Credit Control
Credit Control is of vital importance to any company and consequently has a direct effect on the Cash flow. Information taken from your Aged Debtors Report shows the status of your invoices. For this reason, provide statements on a regular basis.
There could be a genuine reason for non-payment such as an oversight. On the other hand, there could be a much more serious reason that the company has not paid. Therefore, it is vital to establish the reason for non-payment of an invoice at the earliest stage possible.
Credit check new customers, ensuring the company has all the relevant information on the debtor. It is important to keep a record of all communications with the customer. Particularly, in the event of, when non-payment becomes a problem leading to legal action.
Chasing overdue invoices for payment is important to the cash flow of your business.
Cash flow
Why is cash flow important to my business?

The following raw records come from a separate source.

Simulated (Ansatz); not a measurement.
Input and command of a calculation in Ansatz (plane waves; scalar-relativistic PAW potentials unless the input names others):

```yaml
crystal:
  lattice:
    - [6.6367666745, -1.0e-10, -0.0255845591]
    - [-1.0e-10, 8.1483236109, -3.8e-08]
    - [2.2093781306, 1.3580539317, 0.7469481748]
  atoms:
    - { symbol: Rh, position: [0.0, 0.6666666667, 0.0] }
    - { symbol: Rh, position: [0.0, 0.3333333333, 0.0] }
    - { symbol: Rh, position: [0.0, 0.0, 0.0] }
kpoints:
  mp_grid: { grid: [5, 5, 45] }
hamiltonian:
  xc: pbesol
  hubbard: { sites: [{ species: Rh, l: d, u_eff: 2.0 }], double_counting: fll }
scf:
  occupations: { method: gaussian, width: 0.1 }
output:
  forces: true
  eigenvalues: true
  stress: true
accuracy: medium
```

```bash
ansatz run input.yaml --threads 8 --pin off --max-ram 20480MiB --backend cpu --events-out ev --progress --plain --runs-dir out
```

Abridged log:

It is important to have an accurate cash flow forecast to assess the net amount of cash and cash equivalent into and out of a business.
- If more money is coming in than is going out, you are in a positive cash flow situation and you have enough to pay your bills.
- If more cash is going out than coming in, you are in negative cash flow situation and in danger of going overdrawn. You will need to find money to cover your overdrafts.
Cash flow is the money that is moving (flowing) in and out of your business in a month.
What’s the difference between positive and negative cash flow?
- Positive cash flow indicates that a company’s assets are increasing, enabling it to settle debts and reinvest in its business.
- Negative cash flow indicates that a company’s assets are decreasing.
Net cash flow is recognised from net income, which includes accounts receivables and other items for which payment has not yet been received.
Cash flow is used to assess the quality of a company’s income, that is, how liquid it is, which can indicate whether the company is positioned to remain solvent.